From the Great Migration to gentrification: DVC presents ‘Clybourne Park’

Dominique Smith, Staff Member

Most millennials today probably never imagined they’d have to experience a world where racism, racial discrimination and segregation still exists.

In 2016, 106 years after the start of the Great Migration, it has been speculated among the black community that African American people are still seen as the lowest class of humans in the United States. They have perpetually been discriminated against by white people and, as a result, have been isolated into ghettos and projects. In other words, locations where most middle class white families wouldn’t dare to live.

In direct comment on these issues, Diablo Valley College drama presented “Clybourne Park,” a spin off of the popular play “A Raisin in the Sun.”

Divided into two acts, the play takes audience members back in time to a fictional neighborhood in Chicago in the 1950’s, and then back to the same neighborhood in 2009.

Act one of the play is based on a white family moving away from their white neighborhood after losing their son, and the conflict surrounding the neighborhood when the new buyers turn out to be a black family.

In the predominately white neighborhood of “Clybourne Park,” all kinds of concerns arise when they find out “Negros” will be moving in.

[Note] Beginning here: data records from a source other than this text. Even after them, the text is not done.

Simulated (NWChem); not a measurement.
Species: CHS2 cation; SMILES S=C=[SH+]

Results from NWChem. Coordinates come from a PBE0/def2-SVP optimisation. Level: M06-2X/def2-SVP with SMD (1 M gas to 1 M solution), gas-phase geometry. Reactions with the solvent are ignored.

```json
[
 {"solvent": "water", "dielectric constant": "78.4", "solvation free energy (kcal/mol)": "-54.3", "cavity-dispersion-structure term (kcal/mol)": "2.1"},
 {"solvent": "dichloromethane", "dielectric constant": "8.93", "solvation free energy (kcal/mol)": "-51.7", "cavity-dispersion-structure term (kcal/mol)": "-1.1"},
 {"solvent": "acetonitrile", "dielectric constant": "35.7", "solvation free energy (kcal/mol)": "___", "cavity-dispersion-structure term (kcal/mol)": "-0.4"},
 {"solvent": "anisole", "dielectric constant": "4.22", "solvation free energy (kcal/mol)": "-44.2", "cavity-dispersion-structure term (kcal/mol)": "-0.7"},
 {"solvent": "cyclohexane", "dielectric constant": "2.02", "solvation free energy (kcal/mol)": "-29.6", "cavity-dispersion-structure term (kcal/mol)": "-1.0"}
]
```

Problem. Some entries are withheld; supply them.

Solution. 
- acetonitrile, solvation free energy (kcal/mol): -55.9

Are they contagious? Do white grocery stores have foods they like? If they move in will other black people move here? The general attitude of this being the end of civil community, “well there goes the neighborhood.”

In act two of the play, 48 years later, at the beginning stages of gentrification in “Clybourne Park,” a white family plans on moving into the now predominantly black neighborhood, with intentions of modernizing their new home. 

The black residents of the area, who have been living in “Clybourne Park” since the Great Migration. They increasingly fear white people will take their homes and strip them away of their historical value, removing them from the neighborhood altogether. These feelings are indicative of the attitude of the neighborhood in the 1950’s when the racial rolls were reversed.

Although “Clybourne Park” is a fictional neighborhood, the play emulates real historical events that are currently still happening all across America.

Between the years of 1919 and 1970, African American people migrated to the Northeast and the Northwest to escape the increasingly dangerous environment of the South.

When black people realized they and their families didn’t have a chance to prosper, they fled in the hopes that the Northern states would bring them prosperity, equality, hope and comfort.

But when African Americans began to settle into Northern states, white people discriminated against them and moved out of the cities and into the suburbs.

This was known as the “white flight,” it left black people isolated from jobs, money and segregated blacks and whites.

As a result, cities such as Oakland and Richmond became predominantly populated by black, impoverish families.

Now African Americans face a new problem, gentrification. It’s the process of renewing and rebuilding an area with the intention of inviting wealthier people in. However, this simultaneously displaces the poorer residents of every racial background who were there initially. 

Today both Oakland and San Francisco are undergoing the process of gentrification, but San Francisco seems to be the center of all the attention.

Residents who were born and raised in San Francisco are being booted out and many blame it on renter greed.

Laurie Segall, CNNMoney tech correspondent and host of CNN’s documentary on gentrification in the city, says San Franciscans working in the tech industry are making twice the amount as average workers, which adds to the increasing rent in San Francisco. If people make more money, they can pay more money to live.

Dr. Amos C. Brown, board member of the NAACP, pastor and resident of San Francisco says, “between 1970 to 1995 there were about 100,000 black people living in San Francisco, now there are only 40,000 black people.”

According to Brown, “urban renewal was black removal…there can never be wealth without the concern of the common wealth.”

As gentrification in San Francisco continues, the lower and middle class will relocate out, and will likely be pushed to cities that offer more affordable housing. And we see the ripple effects in Oakland and the surrounding areas.

Lateefah Simon, evicted from her San Francisco home in 1997, said, “gentrification is not just about housing. It’s about the way in which people live within cities.”

The play concludes in a dispute between the new white buyers and a black couple with personal ties to the house. One family stubbornly holding on to their historical ties to the home, the other wanting to rebuild the home on a larger scale, perfectly encapsulating the argument of our age.

By pushing one class out of their homes and off to somewhere else, you begin a ripple effect which continually displaces families from their roots over time. “Clybourne Park” poignantly depicts the feelings of cultural displacement and alienation surrounding gentrification in America.

Marlena Lowry, who played Lindsay in the show, pointed to the shows catalytic qualities, saying, “I hope the audience takes something away from it, that it allows them to reflect on their own lives, the words they use and how they treat other people. The characters are extreme, but there are moments when you question your own actions.”